Wednesday, March 22, 2006

One day in March, 2005

The end of The Long Dark Winter, a few days into Spring…Beginnings…

Not warm, per se, not sunny, but warm enough to wear open-toed high heeled sandals without the danger of feet turning blue and cracking and falling off. Plus a red Chinese silk brocade blouse. No white wedding here this morning…

I arose when it was still dark. Drank some green tea, did a half an hour of yoga. We had to be there quite early, there was no other time slot available.

A rush of makeup and hair tied up with a lacquer pin, and him running around stuffing last minute items in the suitcase. What would the weather in Venice be like at this time of year? One collapsible black trenchcoat, for us to share..

His friend from school days calls fifteen minutes before we depart the apartment. "Tu peux me prêter une cravate? J'ai pas de cravate moi". He puts down the phone in exasperation, couldn't he have thought of that a little EARLIER, and continues stuffing the suitcase like a Thanksgiving bird.

I can still hear that David Bowie song that kept running through my head, for one reason or another:
Never gonna fall for
Modern Love
Walks beside me
Walks on by
Gets me to the Church on time
Church on time

I'd imagined walking but in the end time did not permit. Plus we are dragging a big suitcase, and there is some teetering on the aforementioned heels. We call a taxi.

"Ça me fait plaisir de vous amener à la Mairie pour le mariage.."

A small group outside. As had happened on several occasions before, when we dropped off the marriage dossier, and came back to grin at the posted bans, a sigh of frustration, that we didn't live just two streets east, in the 18th, where the Mairie is nineteenth century, and instead we are forced to be join lives in the circa 1970 concrete utilitarian block that is the Mairie du 17eme. Yes, sigh…

Some photos, taken by a sign: Paris 2012: L'amour des Jeux. A couple of cigarettes even though I don't usually smoke in the morning. A shuffle into what reminds me of my elementary school's assembly hall. A lady wearing a tricolore sash, smiling.

A ceremony in French, a Cartier ring, chosen at Galeries Lafayettes weeks before, had been sitting in its wrapped package on the dresser since.
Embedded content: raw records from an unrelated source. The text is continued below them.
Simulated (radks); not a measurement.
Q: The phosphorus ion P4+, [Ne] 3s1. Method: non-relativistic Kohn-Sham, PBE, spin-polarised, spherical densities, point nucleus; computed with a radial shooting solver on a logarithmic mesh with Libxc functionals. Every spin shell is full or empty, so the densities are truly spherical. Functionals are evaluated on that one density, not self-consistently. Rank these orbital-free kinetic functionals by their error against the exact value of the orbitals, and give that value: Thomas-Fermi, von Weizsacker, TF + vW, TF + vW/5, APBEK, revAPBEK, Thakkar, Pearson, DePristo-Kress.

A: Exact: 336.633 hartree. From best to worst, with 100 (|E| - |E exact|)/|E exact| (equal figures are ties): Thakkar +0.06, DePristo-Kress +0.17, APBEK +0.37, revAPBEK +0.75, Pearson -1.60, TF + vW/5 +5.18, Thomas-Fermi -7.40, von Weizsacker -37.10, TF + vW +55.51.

Not "I do", which as a teenage girl I had always thought it would be, but "Oui".

A kiss.

"Les américains qui se marient à Paris" says the lady in the tricolore as she sees our birthplaces on the livret de famille. I can practically hear his teeth biting his tongue. Je suis pas américain. Je suis canadien. Je suis français. Je suis californien.

It is done. A walk to Place Clichy for a taxi to the airport. My feet hurt. Some waves from the taxi. I look at the ring, on a finger that has always been devoid of jewelry.

Up in the air and back down again. A long boat ride from Marco Polo airport, making one stop at the island of Murano before finally dropping us in front of the fog-shrouded Campanile. I have since changed shoes, back into the beloved chucks. A map purchased on the Piazza San Marco, followed by crossing canals for an hour, squeezing into crowded medieval passageways, over small arched footbridges, past scores of display windows draped with Venetian masks, stopping to lecher les vitrines in front of the gelato shops, backtracking, searching for our yellow hotel. And then…

And then…a pasta meal, some attempts at uttered Italian, a bottle of bubbly Prosecco Spumante purchased at a little wine shop, two plastic glasses offered to us by the shopkeeper, for our gondola ride. Our gondolier doesn't sing. Sipping said Prosecco through the dark, candlelit, silent back canals of Venice, no sound, except the gentle rippling of water lapping at the gondola. We feel inclined to whisper.

And then…

And then it is late, and we merely sit on the banks of the Canal Grande, legs hanging off the side, and look at the lights of Venice under the moon. Finish off the Prosecco, swigging from the bottle since we left the glasses on the gondola. We just sit, watch, and pass the bottle back and forth.

A year of someone who really does understand…

This post is for him….

Bridge over water

Bridge over water
Originally uploaded by Frenchpage.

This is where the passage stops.